Present: ROSEMARY S. POOLER, BARRINGTON D. PARKER, DEBRA ANN LIVINGSTON, Circuit Judges.Appearing for Appellant: PHILIP M. SMITH, Harrison, NY. Appearing for Appellees JUDITH N. VALE, Assistant Solicitor General (Barbara D. Katherine Pernat and Underwood, Solicitor General, Anisha S. Dasgupta, Deputy Joseph Tortora: Solicitor General, on the brief), for Eric T. Schneiderman, Attorney General of New York, New York, NY. Appearing for Appellee Brian C. Mitchell, Assistant County Attorney, for Dennis M. Suffolk County: Brown, Suffolk County Attorney, Hauppauge, NY.

Plaintiff-Appellant Joseph Hirsch appeals from a judgment and two orders entered by the United States District Court for the Eastern District of New York (Seybert, J.). On March 18, 2015, the district court denied Hirsch's motion for reconsideration of a prior ruling, and granted Appellees' motion for summary judgment as to Hirsch's claims brought under 42 U.S.C. § 1983. On March 24, 2015, the district court entered judgment in favor of Appellees. Thereafter, on November 20, 2015, the district court denied Hirsch's second motion for reconsideration.

Hirsch's claims arise from prison officials' decision not to award him “good time” credits during his imprisonment for several sex crimes, and from their recommendation that Hirsch be classified as an intermediate-level risk on the State's sex offender registry. Hirsch alleges that both of these actions resulted from his refusal to confess to a fabricated rape charge while imprisoned, and thus violated his rights under the Due Process Clause of the Fourteenth Amendment. We assume the parties' familiarity with the underlying facts, procedural history, and specification of issues for review.

“We review a district court's decision to grant summary judgment de novo, construing the evidence in the light most favorable to the party against which summary judgment was granted and drawing all reasonable inferences in its favor.” Halo v. Yale Health Plan, Dir. of Benefits & Records Yale Univ., 819 F.3d 42, 47 (2d Cir. 2016). On appeal, Hirsch argues, first, that the district court erred in ruling that prison officials did not make an improper recommendation regarding the level to which Hirsch should be assigned in the State's sex offender registry. He also argues that the district court erred in ruling that Hirsch had no constitutional liberty or property interest in receiving “good time” credits while imprisoned.2

The district court did not err in ruling that the Board of Examiners of Sex Offenders (the “Board”) gave a correct recommendation for Hirsch's risk level classification within the sex offender registry. Hirsch argues that he refused to participate in the program because prison employees demanded that he confess to a rape that he did not commit, and of which he had not been convicted. The district court concluded that while the Board's assignment of fifteen points for this refusal in calculating Hirsch's risk level score might have been improper, the net difference in score was only five points—and thus would have had no effect on his recommended risk level—because there was independent evidence in the record that Hirsch would not accept responsibility for his crimes. Indeed, documentary evidence shows that Hirsch repeatedly and emphatically denied that he was guilty of any crime, including those of which he had been convicted, and that he declined to participate in the counseling program because it required that he accept responsibility for his crimes. App'x at 46 (“I am not guilty of any crime and I have no prior criminal record.”); 51 (“I have no prior criminal record and am innocent of my instant offense.”); 154 (“I have no prior criminal history and am innocent of any crime, including the one prompting my current incarceration ․”).

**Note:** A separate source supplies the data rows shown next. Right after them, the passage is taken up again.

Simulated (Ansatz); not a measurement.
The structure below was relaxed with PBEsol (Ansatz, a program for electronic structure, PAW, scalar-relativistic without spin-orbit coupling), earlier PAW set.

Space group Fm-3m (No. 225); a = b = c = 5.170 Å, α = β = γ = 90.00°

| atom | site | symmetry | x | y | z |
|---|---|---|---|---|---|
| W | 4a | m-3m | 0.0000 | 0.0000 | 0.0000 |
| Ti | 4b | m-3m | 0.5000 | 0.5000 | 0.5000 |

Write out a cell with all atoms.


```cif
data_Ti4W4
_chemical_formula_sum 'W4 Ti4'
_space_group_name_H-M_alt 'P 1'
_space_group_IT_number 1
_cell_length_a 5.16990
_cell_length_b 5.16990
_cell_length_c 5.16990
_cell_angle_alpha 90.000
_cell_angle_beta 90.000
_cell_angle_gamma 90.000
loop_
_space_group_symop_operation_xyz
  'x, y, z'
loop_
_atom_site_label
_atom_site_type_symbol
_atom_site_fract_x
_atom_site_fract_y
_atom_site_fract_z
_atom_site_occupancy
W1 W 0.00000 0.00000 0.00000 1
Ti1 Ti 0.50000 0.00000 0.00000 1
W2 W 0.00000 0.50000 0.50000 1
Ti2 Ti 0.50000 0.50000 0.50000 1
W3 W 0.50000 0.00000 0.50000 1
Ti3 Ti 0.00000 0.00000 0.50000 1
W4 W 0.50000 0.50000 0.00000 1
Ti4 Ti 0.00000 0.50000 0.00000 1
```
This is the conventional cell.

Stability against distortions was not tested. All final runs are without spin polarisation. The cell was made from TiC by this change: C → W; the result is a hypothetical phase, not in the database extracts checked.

Hirsch's claim that he was wrongfully deprived of “good time” credits also fails. Hirsch contends that the prison's Time Allocation Committee refused to give him “good time” credits because he did not participate in the counseling program, and that he did not participate in the program because doing so would have required that he confess to a fabricated rape charge of which he was not convicted. We have generally stated, however, that where “good time” credits have not been earned—and there is no evidence that they had been earned here—there is no constitutionally protected interest in them because of the discretionary nature of their award. See Abed v. Armstrong, 209 F.3d 63, 67 (2d Cir. 2000). Even if Hirsch had a minimal due process right in not being denied good time credits arbitrarily, see Graziano v. Pataki, 689 F.3d 110, 115 (2d Cir. 2012) (per curiam), there is no evidence that the Time Allowance Committee acted arbitrarily here. It gave Hirsch notice that it was considering recommending that he not be awarded good time credits, held a hearing, and based its decision on an undisputed fact, namely that Hirsch refused to participate in the counseling program. The Time Allowance Committee's recommendation that Hirsch not receive good time credits therefore cannot support a due process claim.

We have considered the remainder of appellant's arguments and find them to be without merit. Accordingly, the order of the district court hereby is AFFIRMED. Each side to bear its own costs.


Catherine O'Hagan Wolfe, Clerk


2.   We need not reach the issue of whether Hirsch's claims against Tortora were timely, as Hirsch's claims fail on other grounds.